Section 85A of G. L. (Ter. Ed.) c. 231 does not make registration of an automobile evidence that the registered owner authorized an operator of the automobile to invite another person to ride in it. 
Evidence that an automobile salesman of a corporation had talked with a woman about buying an automobile shortly before a day when he invited her to ride with him in an automobile of the corporation while
he drove to a nearby town and that on the way there he resumed the talk warranted findings that the invitation to ride was within his apparent authority and that she was a business invitee of the corporation. 
Evidence that while an automobile was travelling at thirty-five or forty miles an hour the operator swung around to strike at a bee directly in back of him and took his eyes completely off the road for forty seconds and left only his right hand on the steering wheel, whereupon the automobile struck a pole and a passenger was injured, warranted a finding of gross negligence on the part of the operator. 
A defence of absence of gross negligence in actions against the owner and an operator of an automobile for personal injuries sustained by the plaintiff while riding therein was waived by failure to argue it in this court. 
TWO ACTIONS OF TORT. Writs in the Superior Court dated July 21, 1950.
The actions were tried before Smith, J.
Leo Schwartz, for the defendants.
Leonard E. Perry, for the plaintiff.
LUMMUS, J. These two actions of tort for personal injuries were brought by the late Portia Crowl, who died after she had obtained verdicts in her favor against both defendants. These actions are now being prosecuted by the administratrix of her estate. The only exceptions of the defendants now argued are to the denial in each case of a motion for a directed verdict for the defendant. The defendant Joseph Protami, Junior, was an automobile salesman for the defendant Auto Service, Inc., of which his father was an officer.
On May 9, 1950, before the accident, according to evidence for the plaintiff, the defendant Joseph Protami, Junior, was driving an automobile owned by the corporate defendant, and asked the intestate to ride with him to Acushnet. She had recently talked with him about buying an automobile. On the way to Acushnet he resumed the talk about her buying an automobile, although she did not encourage him to expect her to buy. By G. L. (Ter. Ed.) c. 231, Section 85A, the registration of the automobile in the name of the corporate defendant was prima facie evidence that it was legally responsible for the conduct of Joseph Protami,
Junior. But that section did not make such registration evidence that the corporate defendant authorized the operator to invite the intestate to ride. Welch v. O'Leary, 287 Mass. 69 . Foley v. John H. Bates Inc. 295 Mass. 557 , 561. Dineasoff v. Casey, 306 Mass. 555 . Little v. Levison, 316 Mass. 159 . But on the evidence the jury could have found that the operator gave the intestate a ride with the hope of selling her an automobile, either presently or in the future. This was within the apparent authority of the operator as a salesman. Cardoza v. Isherwood, 258 Mass. 165 . Foley v. McDonald, 283 Mass. 96 . The jury could have found that the intestate was a business invitee.

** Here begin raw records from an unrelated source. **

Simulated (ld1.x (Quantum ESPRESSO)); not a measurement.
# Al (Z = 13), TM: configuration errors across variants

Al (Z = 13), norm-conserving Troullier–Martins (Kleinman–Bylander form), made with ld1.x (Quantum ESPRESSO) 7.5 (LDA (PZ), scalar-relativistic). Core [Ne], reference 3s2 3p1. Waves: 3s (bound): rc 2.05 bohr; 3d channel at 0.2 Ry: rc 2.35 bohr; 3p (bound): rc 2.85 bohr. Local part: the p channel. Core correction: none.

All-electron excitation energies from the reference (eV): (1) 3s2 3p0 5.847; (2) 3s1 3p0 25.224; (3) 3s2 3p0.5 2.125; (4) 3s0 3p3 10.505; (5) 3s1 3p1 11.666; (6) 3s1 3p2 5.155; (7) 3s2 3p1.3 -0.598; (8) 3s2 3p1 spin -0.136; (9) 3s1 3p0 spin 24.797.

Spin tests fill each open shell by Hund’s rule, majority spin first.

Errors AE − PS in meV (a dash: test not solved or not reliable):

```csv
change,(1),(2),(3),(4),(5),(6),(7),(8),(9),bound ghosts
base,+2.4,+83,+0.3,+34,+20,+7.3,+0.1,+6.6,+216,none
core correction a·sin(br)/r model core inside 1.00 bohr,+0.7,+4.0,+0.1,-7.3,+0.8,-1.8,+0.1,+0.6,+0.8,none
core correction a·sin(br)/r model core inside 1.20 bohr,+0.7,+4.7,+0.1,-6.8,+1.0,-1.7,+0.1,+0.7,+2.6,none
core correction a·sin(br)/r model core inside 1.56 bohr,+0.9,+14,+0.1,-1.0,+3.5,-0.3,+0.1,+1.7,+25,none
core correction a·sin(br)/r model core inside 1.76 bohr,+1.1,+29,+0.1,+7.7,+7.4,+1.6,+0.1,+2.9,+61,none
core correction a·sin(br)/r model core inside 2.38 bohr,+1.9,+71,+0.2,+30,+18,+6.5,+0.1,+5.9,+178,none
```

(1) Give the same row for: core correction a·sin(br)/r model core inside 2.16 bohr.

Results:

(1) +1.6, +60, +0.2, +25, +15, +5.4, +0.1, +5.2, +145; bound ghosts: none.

The declaration in each case alleged gross negligence. But liability is shown as to a business invitee by proof of ordinary negligence. We need not consider whether the plaintiff, having alleged gross negligence, must prove it. In our opinion a finding of gross negligence, if needed; was warranted by the evidence. There was evidence that during the ride while travelling at the rate of thirty-five or forty miles an hour a bee got into the automobile, that the operator started to hit the bee with a billfold, that the bee was at the second window directly in back of the operator, that he swung around four times to strike at the bee, the last time with his eyes completely off the road for forty seconds and with only his right hand on the steering wheel, and that the automobile hit a telephone pole, causing injury to the intestate. We think that upon the evidence the cases were properly left to the jury to find whether there was gross negligence or not. Dinardi v. Herook, 328 Mass. 572 . Vallas v. Carzis, 331 Mass. 468 . Furthermore, the defendants did not argue that there was no gross negligence. Their argument was confined to the question whether the intestate was a business invitee. Rules 13 and 15 of the Rules for the Regulation of Practice before the Full Court (1952), 328 Mass. 698 , 699. Commonwealth v. Gale, 317 Mass. 274 , 276. Jefferson Union Co. v. American Radiator & Standard Sanitary Corp. 329 Mass. 692 , 694.
In each case the entry will be
[Note 1] The companion case was brought by the same plaintiff against Joseph Protami, Junior.